Writer: Tom Wheeler (adapted from the novel by Steve Alten).
Details: 117 pages – first draft – undated


“No Commander, she isn’t a shark, she’s a Goddamn war machine.”

“Sounds like Godzilla’s coming.”

“Godzilla was on our side. The Meg isn’t.”

Jesus, this script was designed for trailer lines. Why it’s taken Meg so long to become a movie, I have no idea. I mean, it’s a fucking dinosaur shark in modern day. Does a movie sell itself any better than that?

“We have five sensory organs. She has eight. She can feel the electric charge of her prey’s beating heart from hundreds of miles away.”

Come on. Seriously? Can we start counting the money already?

It’s even got humor!

“One more thing. It’s pregnant.”

“How in God’s name do you know that? Are you the father?”

So why hasn’t Meg been made yet despite the movie-friendly premise? One thing I’m realizing is that, with a producer’s desire to make a movie, there is the A-project, the B-project, and the C-project version of said movie. When producers have a script, they want the A-project. They want David Fincher or Ridley Scott, and they want Leonardo DiCaprio or Ryan Gosling. Unfortunately, everybody wants those people.

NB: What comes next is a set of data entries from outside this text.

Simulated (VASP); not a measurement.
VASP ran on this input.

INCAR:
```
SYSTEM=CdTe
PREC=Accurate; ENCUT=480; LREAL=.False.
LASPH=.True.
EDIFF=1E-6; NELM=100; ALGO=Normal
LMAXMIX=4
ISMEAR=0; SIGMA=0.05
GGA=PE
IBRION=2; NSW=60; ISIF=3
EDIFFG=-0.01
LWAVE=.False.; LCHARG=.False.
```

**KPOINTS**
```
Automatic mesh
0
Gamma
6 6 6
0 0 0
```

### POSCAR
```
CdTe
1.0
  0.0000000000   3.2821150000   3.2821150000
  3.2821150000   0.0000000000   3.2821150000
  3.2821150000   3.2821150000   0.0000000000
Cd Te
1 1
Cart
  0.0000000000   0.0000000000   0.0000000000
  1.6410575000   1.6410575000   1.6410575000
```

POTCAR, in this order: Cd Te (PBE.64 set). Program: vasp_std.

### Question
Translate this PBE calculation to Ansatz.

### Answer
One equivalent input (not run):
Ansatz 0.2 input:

So after trying to lure those stars in unsuccessfully, you go to the B-project, which is much easier to set up. A recent example is Steve Jobs. Originally, that movie was David Fincher and Christian Bale. A-project. But those guys bailed, and they decided to go with the B-project – Danny Boyle and Michael Fassbender. Granted, that’s as good as a B-project as you’re going to get, but it’s still a B-project.

When both the As and the Bs ignore you, you eventually have to settle for the C-project. As much as I love myself some Jason Statham, he’s C-project all the way.

The thing that takes so long is you always seem to be teased into thinking you’re going to get the A or the B project going. This A-level director is reading the script. That could be a yes! This B-level actor is reading the script. That could be a yes! But then 4 months down the line, they get back to you and tell you they’re not interested, and there goes 4 months.

Some producers will finally say, “Fuck it,” and go to the C-project in order to get the movie made. Others may want that A-project, however. So they go back and and get a rewrite done by an A-list screenwriter or two, which will take another year. And now they go back into the cycle of people trying to secure the A-project elements. Once again they’re waiting months for this director or that actor to read it. And you can now see why movies take so long to get made.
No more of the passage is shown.